The Defense Department inspector general's office will assess the Navy's efforts to recapitalize its sealift fleet, according to a memo released Tuesday.
The office will specifically evaluate the effectiveness of service life extensions, acquisition of used vessels and new vessel construction, yet the memo adds that the office may revise its objectives as the evaluation proceeds.
Evaluation at the Navy, U.S. Transportation Command, Military Sealift Command and the Transportation Department’s Maritime Administration will begin this month.
The announcement follows discussion and legislative proposals surrounding sealift recapitalization, including an amendment in the House’s defense policy bill that would codify and update sealift capacity-focused National Security Directive 28.
The Senate Armed Services Committee also released its version of the fiscal year 2025 defense policy bill Monday, which calls for strategic sealift modernization. Senate authorizers require “a better understanding of the existing cargo ship market, including vessels that might be available for purchase, and how new ships from the U.S. Navy’s long-range shipbuilding plans and purchases of used vessels will meet our strategic sealift needs,” the bill’s committee report notes.
Senate authorizers have also directed the TRANSCOM commander to brief congressional defense committees no later than Jan. 31, 2025, on several sealift issues, including the market for used cargo ships and long-term plans for new ship construction.

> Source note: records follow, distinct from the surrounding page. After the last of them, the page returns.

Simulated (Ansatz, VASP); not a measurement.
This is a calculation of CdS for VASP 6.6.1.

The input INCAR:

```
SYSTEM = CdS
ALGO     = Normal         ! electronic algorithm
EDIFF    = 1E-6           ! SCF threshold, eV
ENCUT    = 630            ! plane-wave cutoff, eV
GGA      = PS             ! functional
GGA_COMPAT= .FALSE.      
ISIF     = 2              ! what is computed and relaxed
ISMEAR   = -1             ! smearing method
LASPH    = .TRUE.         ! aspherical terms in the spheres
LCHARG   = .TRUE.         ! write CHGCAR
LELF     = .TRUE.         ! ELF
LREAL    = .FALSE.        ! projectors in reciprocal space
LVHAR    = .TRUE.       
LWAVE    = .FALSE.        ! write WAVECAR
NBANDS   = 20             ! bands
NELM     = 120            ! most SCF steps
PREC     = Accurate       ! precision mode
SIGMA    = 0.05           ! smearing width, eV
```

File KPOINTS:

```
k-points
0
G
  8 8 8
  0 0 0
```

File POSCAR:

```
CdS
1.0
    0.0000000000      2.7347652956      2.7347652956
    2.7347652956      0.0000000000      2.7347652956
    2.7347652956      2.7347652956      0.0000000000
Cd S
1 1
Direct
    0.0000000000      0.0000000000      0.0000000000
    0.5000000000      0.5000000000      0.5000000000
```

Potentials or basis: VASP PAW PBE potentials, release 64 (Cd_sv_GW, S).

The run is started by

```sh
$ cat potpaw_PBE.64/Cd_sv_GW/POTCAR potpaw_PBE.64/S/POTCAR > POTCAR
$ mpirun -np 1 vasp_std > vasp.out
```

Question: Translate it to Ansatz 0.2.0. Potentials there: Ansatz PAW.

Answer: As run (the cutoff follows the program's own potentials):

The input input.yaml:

The Navy brought forward a sealift legislative proposal in May that would allow the service to buy foreign, used vessels. In a House Armed Services Committee Navy budget hearing that month, Chief of Naval Operations Adm. Lisa Franchetti detailed several sealift capacity solutions, calling the function “critically important.”
“We’ve already bought a number of ships and we are projected to buy up to nine, which is our limit, so we have a legislative proposal in there to remove that limit, so we can continue to do that,” she told lawmakers at the time.